Even that was a somewhat later addition to the line. They mostly made it up as they went along until they got to Dawn of the Emperors, eight years after the publication of Isle of Dread, and six years before the final Mystara product, Savage Baronies, came out.

For the most part, Mystara's tone was the tone of whichever gazetteer you were using. The Five Shires was neither about the clash of empires nor exploration, for instance.

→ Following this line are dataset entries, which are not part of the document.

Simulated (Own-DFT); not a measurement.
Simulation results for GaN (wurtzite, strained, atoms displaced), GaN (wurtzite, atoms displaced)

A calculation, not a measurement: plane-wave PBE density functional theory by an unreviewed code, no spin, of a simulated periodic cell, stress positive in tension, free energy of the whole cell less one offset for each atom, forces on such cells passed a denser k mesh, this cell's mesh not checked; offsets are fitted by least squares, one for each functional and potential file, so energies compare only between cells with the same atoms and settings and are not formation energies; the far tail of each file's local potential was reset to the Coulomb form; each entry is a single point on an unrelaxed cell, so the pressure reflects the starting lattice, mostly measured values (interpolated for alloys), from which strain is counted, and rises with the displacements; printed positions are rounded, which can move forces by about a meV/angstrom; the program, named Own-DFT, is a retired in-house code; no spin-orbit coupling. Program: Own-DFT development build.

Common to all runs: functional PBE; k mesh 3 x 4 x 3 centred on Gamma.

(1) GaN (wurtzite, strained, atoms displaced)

In any case, it definitely wasn't a pulp setting.
 

Faolyn

(she/her)
Wait... so why does it make you cringe with India/Hindu beings but not Babylonian? I know a ton of people actively worshipping the Babylonian deities. This comment makes no sense to me. Religions have been used for fictional fodder for generations. The Babylonian deities are as real a religion as the Hindu or even Abrahamic religions.
I was not aware that people still worship Babylonian gods. I stand corrected, then. Do you know the name of the modern Babylonian religion, by any chance? I'd be interested in reading up on it more.
 

teitan

Legend
I was not aware that people still worship Babylonian gods. I stand corrected, then. Do you know the name of the modern Babylonian religion, by any chance? I'd be interested in reading up on it more.

Depends on the people, usually it falls under the Neopagan crowd but there are people locally following the Babylonian deities by working back through the Picatrix and Goetia to recover the tradition. It is also closely related to the Phoenician practitioners like the Ordo Templi Astarte but the ones I know refer to themselves as just followers of the Sumerian deities and think it's cool when their deities show up in fiction. I have a friend who loves that Pazuzu is the demon in the exorcist.